House of Representatives - October 18, 2000
The SPEAKER pro tempore. Under a previous order of the House, the gentlewoman from California (Ms. Lee) is recognized for 5 minutes.
Ms. LEE. Mr. Speaker, I rise this evening to recognize and to congratulate a distinguished member of the University of California at Berkeley, Professor Daniel J . McFadden.
Last week, Professor McFadden, along with Professor James Heckman of the University of Chicago, received the Nobel Prize for Economics.
Together, through their research and observations, they have contributed significantly to the understanding of individual and societal behavior. Their vital work cuts across disciplinary barriers and greatly enhances our understanding of economics and public policy.
Prior to joining the world of the academic and social sciences community at the University of California at Berkeley in 1963, Professor McFadden, like many of us, attended public school.
As a young man during his college years, he was always attracted to the studies of human behavior. His passion for the field of behavioral sciences and the drive to learn and analyze human behavior helped launch an ambitious career and a lifelong commitment to the study of behavioral and social sciences.
Subsequently, Dr. McFadden developed and linked these behavioral theories to mathematics, statistics, and economics.
Mr. Speaker, I am proud and honored to congratulate and recognize Professor McFadden for this lifetime of achievements. His dedication and his outstanding work in economics have contributed significantly to our society.
The implications of his research extend far beyond the ivory tower. Because of his efforts, governmental agencies and city planners in the United States are able to make better decisions about health care services, social services, employment programs, transportation, and other critical areas of modern life.
The cities of the San Francisco-Oakland Bay area, for example, owe a great deal of the work to Professor McFadden in terms of his research in helping to shape the design of our Bay Area Rapid Transit commuter train system, which is very crucial to tens of thousands of people for their daily commute to work.

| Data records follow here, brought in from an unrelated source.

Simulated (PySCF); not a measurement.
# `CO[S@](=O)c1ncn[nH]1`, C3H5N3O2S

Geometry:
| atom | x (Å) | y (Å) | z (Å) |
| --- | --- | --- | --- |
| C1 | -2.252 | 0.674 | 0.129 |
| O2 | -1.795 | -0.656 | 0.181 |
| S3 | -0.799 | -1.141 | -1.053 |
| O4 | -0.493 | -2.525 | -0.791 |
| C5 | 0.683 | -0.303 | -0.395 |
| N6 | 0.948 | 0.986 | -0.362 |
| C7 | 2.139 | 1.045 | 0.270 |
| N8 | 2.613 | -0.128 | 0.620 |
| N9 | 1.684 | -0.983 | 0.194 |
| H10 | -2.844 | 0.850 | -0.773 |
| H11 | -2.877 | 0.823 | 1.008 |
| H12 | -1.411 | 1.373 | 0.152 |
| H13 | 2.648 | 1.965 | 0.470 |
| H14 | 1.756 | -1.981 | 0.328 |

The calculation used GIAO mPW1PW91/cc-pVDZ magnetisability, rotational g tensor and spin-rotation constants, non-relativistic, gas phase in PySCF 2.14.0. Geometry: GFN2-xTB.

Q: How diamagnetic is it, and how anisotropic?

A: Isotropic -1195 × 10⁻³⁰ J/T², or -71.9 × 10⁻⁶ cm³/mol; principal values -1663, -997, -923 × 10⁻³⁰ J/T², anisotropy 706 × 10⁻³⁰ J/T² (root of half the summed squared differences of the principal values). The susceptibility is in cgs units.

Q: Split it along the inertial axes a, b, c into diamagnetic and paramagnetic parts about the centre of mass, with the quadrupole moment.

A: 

Professor Daniel McFadden joins 16 other Berkeley colleagues as Nobel Prize winners. This impressive roster of intellectuals also demonstrates the commitment of this university to the larger social and economic world. As an alumna of the University of California at Berkeley, I am especially proud of these accomplishments.
Mr. Speaker, once again, I congratulate Professor McFadden for his Nobel Prize award. I appreciate having this opportunity to express my appreciation for the hard work and commitment of our most recent Nobel Prize winner in economics, Professor Daniel J . McFadden.